Hyperparticle / LemmaTag

A neural network that jointly part-of-speech tags and lemmatizes sentences, boosting accuracy for morphologically-rich languages (Czech, Arabic, etc.)
https://arxiv.org/abs/1808.03703
MIT License
34 stars 3 forks source link

Create script to automatically download Universal Dependencies datasets #1

Closed Hyperparticle closed 6 years ago

Hyperparticle commented 6 years ago

A nice convenience would be to automatically download any UD dataset and preprocess it for training. It would be desirable to select a language and dataset_name and navigate to the GitHub repo where it can be downloaded with urllib. This may require some web scraping for finding the GitHub page, and a regex to match train, dev, and test data.

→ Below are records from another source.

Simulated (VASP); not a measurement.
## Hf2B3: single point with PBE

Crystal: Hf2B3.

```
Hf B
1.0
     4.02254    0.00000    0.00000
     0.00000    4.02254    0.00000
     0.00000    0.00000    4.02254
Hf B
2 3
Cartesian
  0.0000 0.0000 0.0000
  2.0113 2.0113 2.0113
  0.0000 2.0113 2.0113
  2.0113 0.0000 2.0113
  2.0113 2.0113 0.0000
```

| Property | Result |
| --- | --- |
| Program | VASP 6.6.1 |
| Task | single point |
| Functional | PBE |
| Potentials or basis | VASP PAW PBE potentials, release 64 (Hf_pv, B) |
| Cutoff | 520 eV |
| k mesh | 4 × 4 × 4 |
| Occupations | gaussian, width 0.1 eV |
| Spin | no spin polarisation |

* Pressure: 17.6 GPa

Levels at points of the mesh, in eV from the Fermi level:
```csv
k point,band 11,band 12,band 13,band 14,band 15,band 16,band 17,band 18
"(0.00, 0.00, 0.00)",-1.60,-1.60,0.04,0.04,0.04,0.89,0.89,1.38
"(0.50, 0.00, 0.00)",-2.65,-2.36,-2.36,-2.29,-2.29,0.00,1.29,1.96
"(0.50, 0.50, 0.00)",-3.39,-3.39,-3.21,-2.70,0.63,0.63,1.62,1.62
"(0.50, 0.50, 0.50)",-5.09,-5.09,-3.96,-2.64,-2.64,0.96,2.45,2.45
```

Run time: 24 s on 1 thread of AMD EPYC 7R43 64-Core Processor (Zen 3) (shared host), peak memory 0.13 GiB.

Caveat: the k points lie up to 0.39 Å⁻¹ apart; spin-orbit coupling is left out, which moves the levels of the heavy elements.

foxik commented 6 years ago

If I recall, the only official source of UD data is the LINDAT release -- the Github repos are usually used only for development (i.e., they are not required to contain branch or tag with latest release).

@dan-zeman Am I right, or is it possible to get the stable releases from Github?

Hyperparticle commented 6 years ago

@foxik I was not aware that UD is hosted on LINDAT. Going through the UD website, I could not find any links to LINDAT datasets, there were just the GitHub repos.

dan-zeman commented 6 years ago

Hmm, maybe we should think of making this more explicit and visible on the UD website. I can see how you can overlook it if you are looking just for one language and never go further once you click on the language... But in fact, the information is quite explicit on the title page below the flags. If you scroll long enough, or if you hit CTRL+F and type "download", you will end up at the Download section and see the link to Lindat. And you get all languages in one big package, you cannot download just one selected language.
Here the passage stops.